Performance of JOIN vs SELECT...WHERE with an example

Question

I found this example on the MySQL Tutorial:

SELECT article, dealer, price
FROM   shop
WHERE  price=(SELECT MAX(price) FROM shop);

My question: is the subquery (SELECT MAX(price) FROM shop) done once a time, or it is done repeatedly until the max price for the query is found?

In terms of performance is this other solution better?

SELECT s1.article, s1.dealer, s1.price
FROM shop s1
LEFT JOIN shop s2 ON s1.price < s2.price
WHERE s2.article IS NULL;

Thanks.

Martin Smith · Accepted Answer · 2010-11-20T12:03:53.657

2

The sub query is non correlated so any sensible implementation will only evaluate it once. Note that MySQL does have a problem with IN though where the semantically equivalent

SELECT article, dealer, price
FROM   shop
WHERE  price IN (SELECT MAX(price) FROM shop);

Leads to the sub query being evaluated multiple times.

As far as evaluating performance you would need to look at the explain plan for both in your particular RDBMS.

The most efficient solution might be to use SELECT TOP .. WITH TIES or equivalent if you have a covering index on the price column and your RDBMS has such a construct.

edited Nov 20 '10 at 12:03

answered Nov 20 '10 at 11:58

Martin Smith

438,706
87
741
845

Why MySQL has that problem with IN? Where I can find documentation about that? – BMario Nov 20 '10 at 13:17
@BMario - See http://stackoverflow.com/questions/3417074/why-would-an-in-condition-be-slower-than-in-sql – Martin Smith Nov 20 '10 at 13:19

score 1 · Answer 2 · answered Nov 20 '10 at 12:03

You've got tags for MySql, T-Sql and PL/Sql, I suspect the answer is different for each.

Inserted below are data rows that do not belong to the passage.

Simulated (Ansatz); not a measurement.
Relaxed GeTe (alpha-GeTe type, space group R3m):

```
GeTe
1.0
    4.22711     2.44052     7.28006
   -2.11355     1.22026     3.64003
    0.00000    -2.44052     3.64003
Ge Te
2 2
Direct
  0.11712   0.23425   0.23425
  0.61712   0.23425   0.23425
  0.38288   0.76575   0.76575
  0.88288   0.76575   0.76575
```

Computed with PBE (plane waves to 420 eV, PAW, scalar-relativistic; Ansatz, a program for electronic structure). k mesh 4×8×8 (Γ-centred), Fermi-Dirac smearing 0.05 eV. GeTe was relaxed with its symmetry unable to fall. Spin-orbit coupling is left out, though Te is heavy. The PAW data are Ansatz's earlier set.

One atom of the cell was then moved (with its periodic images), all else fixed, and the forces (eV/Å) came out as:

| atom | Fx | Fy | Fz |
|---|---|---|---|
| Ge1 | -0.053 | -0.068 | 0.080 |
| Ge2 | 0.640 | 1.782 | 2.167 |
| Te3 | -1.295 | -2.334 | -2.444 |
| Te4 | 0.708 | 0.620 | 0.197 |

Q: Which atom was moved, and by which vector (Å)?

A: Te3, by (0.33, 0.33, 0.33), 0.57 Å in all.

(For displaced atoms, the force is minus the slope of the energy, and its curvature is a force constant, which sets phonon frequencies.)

The answer could also depend on what indexes you have and how unique the values in the [price] field are.

Run the query analyser to see what the actual query-plan is.

score 1 · Answer 3 · answered Nov 20 '10 at 12:49

1

to answer your question, the scalar subquery (SELECT MAX(price) FROM shop) is run once and then passed to the main query as a value, in MySQL.

So that query is as quick as anything else you could come up with.

answered Nov 20 '10 at 12:49

mikeq

817
5
5

score 0 · Answer 4 · answered Nov 20 '10 at 12:48

I used SQL Server 2008 to these three variations of the aquery. In my testing I queries the AdventureWorks DB using ProductInventory in the Production schema. The three queries are:

declare @max int
Select @max =  MAX(Quantity) FROM [AdventureWorks].[Production].[ProductInventory]
SELECT TOP 1000 [ProductID]
      ,[LocationID]
      ,[Shelf]
      ,[Bin]
      ,[Quantity]
      ,[rowguid]
      ,[ModifiedDate]
  FROM [AdventureWorks].[Production].[ProductInventory]
  WHERE Quantity = @max

SELECT TOP 1000 [ProductID]
      ,[LocationID]
      ,[Shelf]
      ,[Bin]
      ,[Quantity]
      ,[rowguid]
      ,[ModifiedDate]
  FROM [AdventureWorks].[Production].[ProductInventory]
  WHERE Quantity = (Select MAX(Quantity) FROM [AdventureWorks].[Production].[ProductInventory])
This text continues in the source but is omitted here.